' ' Cinema Romantico: In Memoriam: Carrie Fisher

Friday, December 30, 2016

In Memoriam: Carrie Fisher


Carrie Fisher passed away Tuesday at the age of 60, meaning her mother, Debbie Reynolds, whose own frail health Fisher talked about this year, as she did most everything, with great candor, out-lived her daughter, and only, in perhaps the most gut-wrenching twist yet of this gut-wrenching year, by a day, which makes this all that much more worse. And when Fisher passed, rather than leading with her drowning in the moonlight, strangled by her own bra, as was her long standing wish, she was, for the most part, deemed in the obits as Princess Leia. Fisher, of course, foresaw this as far back as 1980 in advance of the release of “The Empire Strikes Back”, telling Rolling Stone’s Timothy White that when she and Mark Hamill and Harrison Ford “kick off, we will be the princess and Luke and Han.” White inevitably asked how that made Fisher feel, causing, as White noted, all the color to drain from Fisher’s face. She replied: “Helpless.”

As a kid, I sought to memorize the names of Fisher and Hamill and Ford with greater gusto, I confess, than the Pledge of Allegiance. Knowing Carrie Fisher is Leia, Mark Hamill is Luke and Harrison Ford is Han were the real facts of life, man. Of course, the inherent notion of my memorizing of the principal “Star Wars” cast, when you really examine it, says something. It says how I knew Princess Leia before I knew Carrie Fisher. Fisher, who was born into showbiz, daughter of Reynolds and Eddie Fisher, a tempestuous union that foreshadowed the tempestuousness of Fisher’s own life, has said she never really sought to be an actor, a fairly ironic fate who was immortalized for a role she played. That role became her cross to bear, and while Hamill just sort of seemed to ride the waves of that cross, and while Ford always seemed to publically maintain a patented grumpy distance from that cross, Fisher, in the manner of the caustic, honest writer she very famously was, seemed to bear it with more introspection, which was what her famous line “George Lucas ruined my life and I mean that in the nicest way possible” evinced.

You can sometimes see that introspection in “Star Wars.” Ford famously chided George Lucas for his dialogue after the fact, but Fisher essentially commented on the dialogue in the movie, as she explained in a recent interview with NPR’s Terry Gross, deploying an English accent that came and went in accordance with the inherent ridiculousness of the line she was tasked to say. (“The more you tighten your grip, Tarkin, the more star systems will slip through your fingers.”) By “Empire Strikes Back”, Leia sounded more in lockstep with Fisher herself. “We don’t have time to discuss this in a committee!” Han shouted in the midst of a comic-suspenseful moment. “I am not a committee!” Leia parried. I watched that scene again for the zillionth time on Tuesday night, laughing so hard I had to rewind and watch again. I adored the bickering of Han and Leia, so much more than the solo quest of Luke, even as a kid, foreshadowing my eventual future where Jean Harlow rom coms would interest me so much more than samurai epics. It also suggested another career Fisher might have led as a romantic lead or just as a lead in general.

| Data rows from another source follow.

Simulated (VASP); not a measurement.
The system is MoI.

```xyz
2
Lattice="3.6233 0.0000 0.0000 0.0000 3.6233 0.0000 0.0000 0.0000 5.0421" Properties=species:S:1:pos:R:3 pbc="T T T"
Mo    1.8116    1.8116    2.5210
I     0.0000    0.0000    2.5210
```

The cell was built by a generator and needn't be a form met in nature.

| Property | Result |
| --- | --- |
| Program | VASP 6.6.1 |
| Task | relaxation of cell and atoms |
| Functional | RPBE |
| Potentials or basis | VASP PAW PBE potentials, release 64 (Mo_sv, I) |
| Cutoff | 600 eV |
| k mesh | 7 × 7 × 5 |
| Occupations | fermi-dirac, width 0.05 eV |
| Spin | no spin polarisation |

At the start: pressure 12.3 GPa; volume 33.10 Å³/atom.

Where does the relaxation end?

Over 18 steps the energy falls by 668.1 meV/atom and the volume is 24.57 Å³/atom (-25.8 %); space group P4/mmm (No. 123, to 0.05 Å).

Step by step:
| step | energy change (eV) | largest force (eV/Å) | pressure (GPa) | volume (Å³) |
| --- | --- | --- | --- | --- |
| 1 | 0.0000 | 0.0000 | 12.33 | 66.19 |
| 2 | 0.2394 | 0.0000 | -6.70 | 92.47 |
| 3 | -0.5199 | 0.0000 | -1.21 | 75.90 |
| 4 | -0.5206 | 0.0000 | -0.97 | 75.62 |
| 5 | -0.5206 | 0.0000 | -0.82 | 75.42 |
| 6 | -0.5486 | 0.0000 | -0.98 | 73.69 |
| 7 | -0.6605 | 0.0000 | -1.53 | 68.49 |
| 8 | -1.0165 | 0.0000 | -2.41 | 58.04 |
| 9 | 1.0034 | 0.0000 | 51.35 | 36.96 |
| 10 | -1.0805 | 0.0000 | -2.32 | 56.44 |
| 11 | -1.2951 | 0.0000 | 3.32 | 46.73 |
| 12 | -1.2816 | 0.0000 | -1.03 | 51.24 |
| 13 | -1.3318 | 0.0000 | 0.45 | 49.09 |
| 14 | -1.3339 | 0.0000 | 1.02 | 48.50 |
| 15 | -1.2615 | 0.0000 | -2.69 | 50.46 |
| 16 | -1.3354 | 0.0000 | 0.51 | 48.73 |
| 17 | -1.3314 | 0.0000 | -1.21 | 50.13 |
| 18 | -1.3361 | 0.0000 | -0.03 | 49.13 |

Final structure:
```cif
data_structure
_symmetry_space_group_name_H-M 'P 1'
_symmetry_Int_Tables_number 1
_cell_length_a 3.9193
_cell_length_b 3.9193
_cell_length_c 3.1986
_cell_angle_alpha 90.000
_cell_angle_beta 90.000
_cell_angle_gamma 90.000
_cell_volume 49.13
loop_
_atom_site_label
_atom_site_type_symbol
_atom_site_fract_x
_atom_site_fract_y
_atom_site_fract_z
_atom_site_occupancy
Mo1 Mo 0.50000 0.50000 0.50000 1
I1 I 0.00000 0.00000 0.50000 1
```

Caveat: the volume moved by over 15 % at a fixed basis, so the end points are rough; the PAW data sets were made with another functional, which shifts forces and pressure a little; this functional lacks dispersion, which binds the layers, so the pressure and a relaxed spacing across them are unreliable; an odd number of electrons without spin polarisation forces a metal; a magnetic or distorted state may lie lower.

Sadly, that never happened for her, perhaps because her unvarnished demeanor and diarist sensibilities made her perfect for supporting parts where she could stand to the side, offering dry commentary on the central characters. Or perhaps her inability to get more leading roles simply tied back to Hollywood’s infinitely retrograde viewpoints of women. Fisher’s greatest parts were either written by other women, like Nora Ephron giving the actress a stellar part in “When Harry Met Sally” that was theoretically supporting even if it felt so much larger, or by Fisher herself, in “Postcards on the Edge”, which essentially was Fisher even if it was Fisher as played by Meryl Streep.

As Fisher aged, she was often tasked for cameos or guest appearances, which were routinely scorching even if they simultaneously left you wanting more. There was her brief turn in “Scream 3” where she not only got to share the screen with Parker Posey, a tantalizing glimpse of an alternate future where those two feisty ladies became a recurring duo, but got to call out Hollywood on some of its b.s. And in an episode of the masterful NBC sitcom “30 Rock” Fisher appeared as a legendary comic television writer. That appearance was funny, sure, but it also felt like Fisher opening a direct line to others in the business, imploring them, as Willa Paskin noted in Slate, “Whatever you do, you don’t opt out on behalf of the man.”

If to people such as myself Carrie Fisher was primarily an entertainer, to others she was something so much more, a hero, if I may be so bold, unmasking mental illness and depression as something that no one needed to be embarrassed or reticent about while continuing to advocate for feminism, going after Hollywood’s – hell, the world’s – proclivity for body-shaming and bringing that infamous gold metal bikini back into the conversation. In telling people that Leia strangled the disgusting space slug with the metal bikini it made her wear because she didn’t like the damn thing, she re-purposed a costume of male objectification in the name of her own cause.


Fisher seemed, frankly, to be everywhere this past year, appearing in “The Force Awakens” as General Leia, still fighting the good fight even as those requisite males around her stumbled and bumbled or vanished for the entire movie. She utilized the platform of “The Force Awakens” press tour as something not to be dreaded but enjoyed, turning dumb questions back around on interviewers and establishing herself as something like a no guff mentor to new “Star Wars” heroine Daisy Ridley. And meanwhile she continued championing mental health awareness, never more eloquently than a bout of advice giving for The Guardian less than a month ago, where a reader with bi-polar asked how Fisher had made peace with her struggles.

Fisher offered enlightenment by taking stock of her life’s trajectory. “Move through those feelings,” she wrote, “and meet me on the other side.” I’m sure there were still plenty of days when Carrie Fisher felt vulnerable to what ailed her, but still, it was comforting to know that ultimately she had made it to the other side, and rather than feeling helpless she was now the one offering so much help. It is help we will terribly miss.